Summary and Exam Tips for Fixed and Managed Float Exchange Rates
Fixed and managed float exchange rates is a subtopic of The Global Economy, which falls under the subject Economics in the IB DP curriculum. In a fixed exchange rate system, the government or central bank sets the exchange rate at a predetermined level, intervening in the forex market to maintain this rate by manipulating currency demand and supply. This involves using foreign reserves and adjusting interest rates. Revaluation and devaluation are deliberate changes to the fixed rate when it becomes unsustainable. In contrast, a managed exchange rate or managed float allows the currency to float according to market forces but with periodic central bank interventions to prevent excessive volatility. This system aims to stabilize the economy by avoiding abrupt currency fluctuations. Pegged exchange rates involve fixing a currency to another, like the US dollar, allowing limited fluctuation within a set band. Overvalued currencies are priced above market rates, making imports cheaper but exports less competitive, while undervalued currencies boost export competitiveness but can lead to inflation. Comparing fixed and floating systems, fixed rates offer certainty and require foreign reserves, while floating rates allow automatic corrections and policy flexibility.
Exam Tips
- Understand Key Concepts: Be clear on the differences between fixed, managed, and pegged exchange rates. Know how government interventions maintain fixed rates.
- Diagrams are Crucial: Practice drawing diagrams that show how fixed exchange rates are maintained and how managed exchange rates reach equilibrium.
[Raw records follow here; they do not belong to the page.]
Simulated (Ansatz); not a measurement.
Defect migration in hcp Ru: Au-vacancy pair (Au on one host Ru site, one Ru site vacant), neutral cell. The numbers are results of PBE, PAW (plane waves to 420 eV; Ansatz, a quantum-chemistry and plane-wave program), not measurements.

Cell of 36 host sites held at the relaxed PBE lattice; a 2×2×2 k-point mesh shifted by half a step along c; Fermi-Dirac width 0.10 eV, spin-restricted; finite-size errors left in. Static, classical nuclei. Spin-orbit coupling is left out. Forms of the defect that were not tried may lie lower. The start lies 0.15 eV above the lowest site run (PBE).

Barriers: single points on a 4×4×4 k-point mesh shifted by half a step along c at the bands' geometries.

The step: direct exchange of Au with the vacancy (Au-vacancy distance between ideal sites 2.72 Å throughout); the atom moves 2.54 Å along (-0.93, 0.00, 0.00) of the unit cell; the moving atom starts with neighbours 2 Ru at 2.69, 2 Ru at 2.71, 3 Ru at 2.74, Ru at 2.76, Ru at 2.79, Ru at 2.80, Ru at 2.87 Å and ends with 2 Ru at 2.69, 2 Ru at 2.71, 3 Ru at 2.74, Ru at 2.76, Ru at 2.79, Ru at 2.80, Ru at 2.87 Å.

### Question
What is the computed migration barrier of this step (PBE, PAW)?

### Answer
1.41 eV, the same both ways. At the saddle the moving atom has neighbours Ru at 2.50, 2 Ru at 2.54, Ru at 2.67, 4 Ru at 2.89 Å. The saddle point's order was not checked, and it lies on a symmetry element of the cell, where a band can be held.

- Terminology Matters: Be able to explain terms like revaluation, devaluation, overvalued, and undervalued currencies.
- Evaluate Systems: For HL students, be prepared to evaluate the pros and cons of fixed versus floating exchange rate systems, focusing on aspects like certainty, policy flexibility, and economic stability.
- Real-World Examples: Use examples to illustrate how different countries manage their exchange rates, which can help in understanding the practical applications of these concepts.